Friday, January 15, 2010

Resident Evil: Darkside Chronicles Unboxing and Review

Yes readers. Everyone is doing unboxing these days and pretending it is an interesting thing to do. So much like our Dead Rising unboxing we're going to go through the motions with the new Resident Evil Darkside Chronicles although this time in one big fat update rather than separate blogs for the box, disc and book and eventually game.
So we got Darkside Chronicles off the internet so no bag this time. But it did come in cellophane which is nice. Sometimes in GAME you buy a new game and it doesn't have the wrap which makes us sad. This time we know we're the first ones to see it outside of China as you might be able to make out from this image:
Shiny
We got a new phone so you can see things better in this update. So the box looks good. It has shattered glass on it which is a theme throughout the game. A nice theme mind. Naturally, once you've seen the front you have to flip her over and pretend she is a boy:
MIND BLOWING GRAPHICS
Tasty, tasty and you've got to love the unprovable claim of MIND BLOWING GRAPHICS and it isn't as if you can't stick together to STAY ALIVE because it is a shooter. On rails. There is no splitting up by definition. Still. Whack it on the box ey! We are so desensitised to back of box lies and this is a prime example why. Ridiculous claims that appear to be aimed at exciting FIVE YEAR OLDS and "screenshots" mixed with artwork. Still we are not ones to judge a game by the back of the box. Next let's look at the spine:

Oh you mother fuckers. You did not. You did not. You may not be able to tell from the above screenshot, but instead of putting the title of the game in nice understated letters on the spine, in order for the box to nicely fit on the game shelf without looking like something the aforementioned FIVE YEAR OLDS would get excited about, what has happened is nothing short of a tragedy worse than starvation and or genocide. This game had to be different with bloody great letters with some kind of edgy survival font on it. This is shit. Here is how shit it looks on the shelf:
Shit
Nice job Capcom. You might be able to make out that this is "Way to ruin the shelf". It was bad enough coping with Umbrella Chronicles' confusing capitalisations or Resident Evil 4's metal box mucking up the PlayStation 2 section but this is the pits. Ugh. So angry. Why? Why do that? Anyway disc-art next before we commit suicide. Let's see if they have 'accidentally' printed it onto a platinum disc to ruin the look of the binder whilst we are at it.

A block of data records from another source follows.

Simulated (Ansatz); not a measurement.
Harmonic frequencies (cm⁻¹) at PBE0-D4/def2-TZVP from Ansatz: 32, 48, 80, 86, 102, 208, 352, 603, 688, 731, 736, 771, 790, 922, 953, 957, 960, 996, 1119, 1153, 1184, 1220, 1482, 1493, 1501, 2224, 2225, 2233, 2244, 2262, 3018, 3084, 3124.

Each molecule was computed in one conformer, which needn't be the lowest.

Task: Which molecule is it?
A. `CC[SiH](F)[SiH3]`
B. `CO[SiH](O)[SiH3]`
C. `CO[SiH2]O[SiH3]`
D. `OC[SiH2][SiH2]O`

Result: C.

Oh no, could be worse. You might be able to make out that the Jobs a good 'un. Not quite as good as Umbrella Chronicles mind. Now there is a disc. The logos are too busy and what the hell is that usk logo? Anyways, after spinegate this is acceptable. But what does the book look like?

They've gone for the classic technique of just using the box art for the book cover. Which is fair enough I guess. A tad disappointed but to be honest the spine thing is still dominating our "fucked off meter". Now for the biggest question. Is there a notes section in the book?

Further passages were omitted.